Dude Be Buggin’ – A Day in the RV Life

It involved the SWAT team and frogmen searches in the lake.  Here’s how it all began.

We pulled into the RV Resort in League City, Texas, (review to follow after we leave) following a long drive from Robertsdale, Alabama.  It was dark and Mike had to search for our spot, which, of course, was not well marked.   Mike got Margie,  the name of our RV, backed in and parked.   He started the hookups, and a lady from a neighboring fifth wheel came out to talk to him.  After the introductions and niceties, she whispered, “Watch that kid next to you.  He’s a crack head or meth head or something.”

We surveyed the park in the daylight the next day.  We met the “kid” in question, but our neighbor turned out to be a grown man in his early 30s.  He worked locally and had recently bought the travel trailer he was staying in.  His conversation was rational and cohesive, so we thought the lady might have been exaggerating or simply gossiping.  Over the next two weeks, he was quiet, waved when we were out, and was a good neighbor.

As I exited the RV yesterday to take Lexie for her morning constitution at sunrise, the gentleman from next door was near the pet area pacing beside the surrounding RVs.  He was slightly fidgety and took off behind the travel trailers near the lake as he heard me approach.   After a few moments,  he strolled back through the pet walk and did a little startled jump when he saw Lexie.

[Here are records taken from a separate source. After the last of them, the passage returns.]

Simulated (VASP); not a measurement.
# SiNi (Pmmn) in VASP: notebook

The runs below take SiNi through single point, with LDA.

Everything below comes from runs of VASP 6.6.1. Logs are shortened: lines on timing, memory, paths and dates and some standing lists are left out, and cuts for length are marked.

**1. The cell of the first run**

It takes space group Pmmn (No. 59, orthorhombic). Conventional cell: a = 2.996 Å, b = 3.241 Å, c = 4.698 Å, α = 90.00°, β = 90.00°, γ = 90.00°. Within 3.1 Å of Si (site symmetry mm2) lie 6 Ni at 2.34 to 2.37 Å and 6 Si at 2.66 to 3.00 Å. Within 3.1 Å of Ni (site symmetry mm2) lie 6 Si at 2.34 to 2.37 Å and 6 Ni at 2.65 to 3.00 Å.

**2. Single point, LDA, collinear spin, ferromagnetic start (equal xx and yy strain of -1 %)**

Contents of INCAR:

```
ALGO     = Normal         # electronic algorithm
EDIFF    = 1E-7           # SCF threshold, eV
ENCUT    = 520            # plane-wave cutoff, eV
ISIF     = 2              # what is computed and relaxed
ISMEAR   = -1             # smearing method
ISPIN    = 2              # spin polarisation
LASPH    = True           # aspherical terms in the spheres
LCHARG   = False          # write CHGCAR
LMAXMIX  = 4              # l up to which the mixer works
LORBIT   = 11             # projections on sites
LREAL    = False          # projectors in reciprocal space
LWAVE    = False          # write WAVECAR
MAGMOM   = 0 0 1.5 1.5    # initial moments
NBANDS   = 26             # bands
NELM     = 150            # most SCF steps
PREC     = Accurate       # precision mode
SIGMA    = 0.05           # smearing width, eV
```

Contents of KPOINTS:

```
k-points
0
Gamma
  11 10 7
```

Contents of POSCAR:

“Oh, she’s a big dog,” he said.   He had seen Lexie several times over the last two weeks, so I thought it was strange he was suddenly scared of her.  He walked to his trailer at a fast clip mumbling to himself.  I walked Lexie along the side of the lake in front of our RVs.   I saw our neighbor furtively glancing out his door at me and he would quickly shut it when I looked back at him.

At noon, there was a knock on the RV door.  Mike answered it.  Our neighbor was in an excited state.  “Man, can you come out for a sec?”

Mike went outside to talk to him.  Our neighbor was very animated and said, “Last night the SWAT team was out here and they had my trailer surrounded.”

“Really?” Mike asked.  “I didn’t hear a thing.  How in the world did I miss that?”

“They were swarmed all around and they were laying on the ground with their guns pointed at me.  I woke up because someone was drilling the outside of my RV under my bed.  When I came out to see who it was, they were all out here.  The cop van was parked over by the pull-through lot and there were frogmen in waders searching the lake.”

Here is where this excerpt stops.